With the implementation of ECRs starting in 2021, states would be able to withhold up to 10% of their allowances if auction prices fall below $6/ton, with the price trigger rising 7% each year after. The withheld allowances would not be bankable, meaning they could not be resold in a future auction.

Low prices in previous auctions spurred the initial calls for reforms last year, and prices have only continued to fall since. The latest auction, on June 7, saw a $2.53/ton clearing price, a 15% drop from the previous quarter and 44% from a year ago.

RGGI will hold a meeting at the Maryland Public Service Commission in Baltimore on Sept. 25 to solicit public and stakeholder feedback on the changes.

California CCAs Spur Worry of Regulatory Crisis

By Jason Fordney

SACRAMENTO, Calif. — Few parties in California are happy with the way the state’s community choice aggregator (CCA) program is turning out, legislators learned during a Wednesday hearing at the state capitol.

In a discussion that at times grew tense, state senators heard how the evolution of California’s CCA program has shifted hundreds of millions of dollars in costs to investor-owned utility customers because of long-term procurement contracts signed by IOUs a decade ago in a radically different energy environment. The result is consternation among ratepayers and elected officials about increased costs — rather than the promised benefits of restructuring — and alarm about resource planning.

The situation “has become a very obvious conflict to people such as myself, and I am sure other legislators have been caught in the crossfire of this debate,” State Sen. Ben Hueso, chairman of the Senate Committee on Energy, Utilities and Communication, said at the opening of the hearing.

The State Legislature authorized the creation of CCAs with the passage AB 117 in 2002, after municipalities in the Los Angeles and San Francisco areas lobbied in response to a failed deregulation effort that in part caused the Western Energy Crisis of 2000/01. The law allows local governments to form CCAs by aggregating retail customers and securing electricity supply contracts to serve them. CCAs are growing rapidly in California and also exist in Ohio, New York, Massachusetts, New Jersey, Rhode Island and Illinois.

California Public Utilities Commission President Michael Picker told the committee that the state’s retail electricity industry is being deregulated once again as it was in the mid-1990s, but this time by technology.

“We are being deregulated from the bottom up, and there is no real plan as to how it fits together,” Picker said. Amid later questioning and discussion, he told the lawmakers, “I am looking to you for direction.”

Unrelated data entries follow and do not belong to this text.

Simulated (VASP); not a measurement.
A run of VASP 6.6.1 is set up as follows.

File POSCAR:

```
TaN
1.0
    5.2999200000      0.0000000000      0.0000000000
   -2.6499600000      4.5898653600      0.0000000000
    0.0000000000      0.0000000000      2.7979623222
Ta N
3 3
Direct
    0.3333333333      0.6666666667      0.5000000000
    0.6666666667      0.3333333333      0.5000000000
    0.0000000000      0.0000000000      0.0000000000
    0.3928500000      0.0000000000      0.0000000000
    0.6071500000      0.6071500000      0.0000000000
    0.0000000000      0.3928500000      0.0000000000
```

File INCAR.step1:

In an effort to spread the costs of legacy contracts, the IOUs in April proposed that the state adopt a new formula for allocating costs of departing CCA and other retail-choice customers, called the portfolio allocation methodology. (See Utility Proposal Would Increase Legacy Costs for California CCAs.) That approach would replace the current IOU exit fee levied on departing customers, called the power charge indifference adjustment (PCIA), which is meant to address the old contracts. The PUC is taking a look at its deregulation strategy. (See California to Reconsider Retail Choice.)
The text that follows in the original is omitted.